The District of Columbia's Consumer Protection Procedures Act ("CPPA"), primarily codified at D.C. Code sec. 28-3904 and sec. 28-3905, provides for sweeping protection against any trade practice deemed "unlawful" in the District of Columbia. The CPPA provides a wide variety of remedies, including injunctive relieve, treble damages, and the ability to recover attorneys fees incurred in brining an action under the Act.
Prior to the year 2000, the CPPA provided that "any consumer who suffers any damage as a result of the use or employment by any person of a trade practice in violation of a law of the District of Columbia" could bring an action in the Superior Court to enforce the CPPA. The District of Columbia Council amended the CPPA in 2000 to provide that "a person, whether acting for the interests of itself, its members, or the general public, may bring an action under this chapter in the Superior Court of the District of Columbia seeking relief from the use by any person of a trade practice in violation of a law of the District of Columbia . . . ." This amendment, which substituted the phrase "a person" for the phrase "any consumer who suffers any damage" created substantial conflict as to whether the Council had waived the traditional standing requirement that a plaintiff must suffer an actual injury before pursuing an action for actions brought in Superior Court under the CPPA.

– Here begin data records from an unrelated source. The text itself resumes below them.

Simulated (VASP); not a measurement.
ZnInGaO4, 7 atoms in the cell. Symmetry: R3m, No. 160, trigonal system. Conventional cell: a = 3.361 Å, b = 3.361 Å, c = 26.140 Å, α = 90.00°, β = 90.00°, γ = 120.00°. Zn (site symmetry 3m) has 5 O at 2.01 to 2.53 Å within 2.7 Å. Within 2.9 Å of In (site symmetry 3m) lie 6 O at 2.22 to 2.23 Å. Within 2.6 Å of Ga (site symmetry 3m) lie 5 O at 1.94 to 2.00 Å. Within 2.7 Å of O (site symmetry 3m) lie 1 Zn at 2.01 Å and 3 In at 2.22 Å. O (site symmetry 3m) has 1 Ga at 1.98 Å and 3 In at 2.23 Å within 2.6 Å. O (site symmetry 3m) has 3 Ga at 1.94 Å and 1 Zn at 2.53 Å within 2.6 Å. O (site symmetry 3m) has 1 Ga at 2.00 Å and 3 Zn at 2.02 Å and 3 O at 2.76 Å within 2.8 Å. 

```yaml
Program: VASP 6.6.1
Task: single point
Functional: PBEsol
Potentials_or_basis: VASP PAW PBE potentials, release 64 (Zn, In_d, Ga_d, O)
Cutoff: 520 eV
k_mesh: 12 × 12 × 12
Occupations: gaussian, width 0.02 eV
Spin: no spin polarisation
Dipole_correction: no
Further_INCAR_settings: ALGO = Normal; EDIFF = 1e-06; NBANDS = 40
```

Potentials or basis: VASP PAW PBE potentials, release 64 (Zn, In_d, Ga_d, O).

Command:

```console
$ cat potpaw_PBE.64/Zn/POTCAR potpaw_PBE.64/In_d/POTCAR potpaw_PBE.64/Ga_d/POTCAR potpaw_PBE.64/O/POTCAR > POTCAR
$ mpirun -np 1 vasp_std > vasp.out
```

In Grayson v. AT&T Corp., 980 A.2d 1137 (D.C. 2009), a panel of the court considered the standing question and concluded that the 2000 amendments to the CPPA waived the standing requirement and permitted individuals "to pursue [their] CPPA claim on behalf of [themselves] and the general public regardless of whether [they have] experienced an injury in fact as a result of [unlawful] trade practices." In other words, the panel concluded that the Council had altered the traditional standing principles in the District for CPPA claims so that persons pursuing a CPPA claim would not have to show any injury in fact caused by the violation of the CPPA to bring an action in Superior Court. Given the magnitude of this holding, the full court decided to hear Grayson, and a related case, en banc. Grayson v. AT&T, Corp, No. 07-CV-1264 (D.C. Jan. 20, 2011)(en banc).
The en banc court reversed, concluding that the statutory amendments were not sufficiently clear to conclude that the Council intended to exempt CPPA suits from the District's usual standing principles. Instead, the court concluded that, in amending the statute, the Council had only intended to enlarge the remedies and enforcement procedures available to combat violations of the CPPA. The court confirmed that any person wishing to bring a CPPA action, either on their own behalf or in a representative action, must show that they suffered actual injury as a result of the unlawful trade practice in question to have standing to maintain the suit.
Additionally, although unrelated to the questions presented under the CPPA, the court also had the opportunity to address the standard of review for motions to dismiss presented under Superior Court Rule of Civil Procedure 12(b)(6). While some of the court's recent panel decisions, including the panel decision in Grayson, cited with apparent approval the pleading standard set forth by the Supreme Court in Bell Atlantic, Corp. v. Twombly, 550 U.S. 544 (2007) and its progeny, the court confirmed that it had not yet decided whether to adopt the new federal pleading standard. See e.g. Murray v. Motorola, Inc., 982 A.2d 764, 783 fn 32 (D.C. 2009). While acknowledging, in general, that the court usually follows the Supreme Court and other federal courts' interpretations of the federal rules in interpreting the District's own Rule 12, the court held that it had "not yet decided whether it will follow the facial plausibility standard enunciated in Ashcroft v. Iqbal, 129 S. Ct. 1937, 1949 (2009)." Given the Court of Appeals preference for deciding cases on the merits, Grayson, without deciding the question, calls into serious doubt what persuasive effect the new federal pleading standard will have in cases brought in the Superior Court. It is likely that the Superior Court will continue to follow the older more permissive pleading standard pending further clarification from the Court of Appeals.